Internal Revenue Code Section 409A is the latest effort to use the tax laws to regulate executive compensation. Enacted in 2004, Section 409A imposes substantial penalties on nonqualified deferred compensation arrangements that fail to meet its many requirements. Because of the scope and complexity of Section 409A, the Internal Revenue Service ("IRS") and the Treasury Department have previously provided generous transition relief for taxpayers to comply with Section 409A. Earlier this year, final regulations were released. The IRS and Treasury stated at that time that deferred compensation arrangements must be in full compliance, both in written form and operation, by January 1, 2008, in order to avoid Section 409A penalties.

Achieving full compliance by the end of 2007 has proven to be a daunting task. Many requests for further delays in the compliance deadline were submitted, including a letter dated August 21, 2007, signed by 92 major law firms.

On September 10, the IRS and Treasury responded by issuing Notice 2007-78 (the "Notice"), which extends the Section 409A documentary compliance deadline from December 31, 2007, to December 31, 2008, for certain provisions required to be in writing. For example, the six-month delay provision for payments to certain senior executives of public companies following separation from service may now be documented at any time prior to December 31, 2008.

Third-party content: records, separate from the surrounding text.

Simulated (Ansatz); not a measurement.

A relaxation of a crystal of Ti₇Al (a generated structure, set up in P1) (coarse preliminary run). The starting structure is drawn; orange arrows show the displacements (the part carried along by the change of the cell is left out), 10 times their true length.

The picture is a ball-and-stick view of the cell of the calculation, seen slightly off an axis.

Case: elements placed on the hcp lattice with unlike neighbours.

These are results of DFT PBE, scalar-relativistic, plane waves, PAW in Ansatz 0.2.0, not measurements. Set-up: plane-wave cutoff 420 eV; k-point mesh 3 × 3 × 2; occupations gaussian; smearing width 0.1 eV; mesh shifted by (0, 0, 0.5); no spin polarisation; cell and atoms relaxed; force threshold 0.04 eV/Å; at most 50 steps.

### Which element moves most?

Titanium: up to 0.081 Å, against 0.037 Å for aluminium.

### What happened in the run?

The relief provided by the Notice, however, is limited in scope and practical effect. Certain aspects of documentary compliance must be in place by the original deadlie of December 31, 2007, including designation of time and form of payment. Since these provisions are fundamental to the design and operation of most deferred compensation plans, the benefits of the Notice may be modest. Moreover, the Notice does not extend most of the transition relief scheduled to expire on December 31, 2007. Thus, for example, the ability to change the time and form of certain payments due after 2007, which allows new payment elections by plan participants, terminates on December 31, 2007.

The Notice does provide some relief that may be useful to compensation committees that may be required to comply with corporate governance procedures before amending existing management agreements. The Notice confirms that companies have the ability to conform existing good reason conditions with some or all of the conditions of the safe-harbor good reason definition provided in the Section 409A regulations, so long as such changes are made on or prior to December 31, 2007. The Notice also provides that companies have the ability to remove certain noncompliant plan provisions (e.g., hair-cut provisions) at any time prior to December 31, 2008, provided that the plan complies in operation before that date.

In addition, the Notice indicates that the IRS and Treasury anticipate establishing a limited voluntary compliance program intended to provide a means for taxpayers to correct certain unintentional operational violations of Section 409A.

We believe that for most companies, the Notice should not be viewed as general relief from the need to continue the scope of review currently planned (or underway) or as a meaningful reduction in the amount of work necessary to comply with Section 409A by the end of 2007. While documentary compliance in certain areas may be postponed until December 31, 2008, documentary compliance in a number of critical areas is still required by December 31, 2007, as is continuing operational compliance.